Meanwhile South Africa's response to rising food prices is that they want to strike. Therehas already been talk of price caps. If you want shortages (as we have seen in Zim), start messing around with prices. If you are young and want to have investments, if you want to invest in a future, the sooner you leave the better. South Africa with all its wealth was always going to be a difficult ship to sink, but this is Africa, and Africa seems to find a way to sink all the ships that come here. It's the leaders that are tempted by the big bucks, and always at the expense of their own electorates.

Remember that famous letter by Allan Knott Craig espousing the virtues of being positive? At the time I found it laughable, just because it purposely ignores reality in the name of being positive and opportunistic. Right now we are seeing the results of this 'let's only focus on the good' manifesting around us. We can focus on the good and see the All Share continue to rise, as it does, meaninwhile, food prices, fuel, everything else climbs to unaffordable levels. When do you start to notice the bad news that you're habitually blocking out? I urged [at the time this letter surfaced] that we also think critically, saying we need to be aware of 'what's not working', and fixing that. It's not just doing that in the present, but in an anticipatory style, which Eskom needed to implement, and which Energy Ministers around the world needed to be applying.

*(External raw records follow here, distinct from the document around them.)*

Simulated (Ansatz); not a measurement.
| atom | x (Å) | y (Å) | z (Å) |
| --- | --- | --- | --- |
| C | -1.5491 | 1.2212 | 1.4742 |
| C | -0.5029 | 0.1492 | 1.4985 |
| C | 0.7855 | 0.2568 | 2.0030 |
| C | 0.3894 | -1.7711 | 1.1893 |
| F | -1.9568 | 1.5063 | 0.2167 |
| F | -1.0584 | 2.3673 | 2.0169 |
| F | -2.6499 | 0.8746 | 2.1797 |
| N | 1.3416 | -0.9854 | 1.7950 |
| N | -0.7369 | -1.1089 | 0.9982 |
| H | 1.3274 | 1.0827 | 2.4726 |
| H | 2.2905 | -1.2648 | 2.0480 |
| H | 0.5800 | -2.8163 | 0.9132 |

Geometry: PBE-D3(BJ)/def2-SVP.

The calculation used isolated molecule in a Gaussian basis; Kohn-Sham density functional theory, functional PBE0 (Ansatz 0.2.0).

I remember when Trevor Manuel gave a speech and we asked him, "How do you feel about the prospect of $100 oil," [this was in 2006]. He said something about only focussing on what they could influence. It made me wonder if anyone in the country is responsible, is tasked with doing anything about planning or finding alternatives to high fuel prices. Who owns the issue? The answer is that everyone thinks everyone else is doing something about it. The answer is that we can do something about it, in terms of individual consumption. That is a response to a problem that may not be under our control, and the discipline involved means controlling our behaviour, not controlling the oil price.

My own news is I managed to get in a lot of sleep today, a few hours worth. Can't say I feel any better than yesterday, but this physical malaise has got to turn some time. I have been reading a fair amount too. Meanwhile, plenty of new thought are surfacing along the leading edge of a saw that is sharpening its teeth.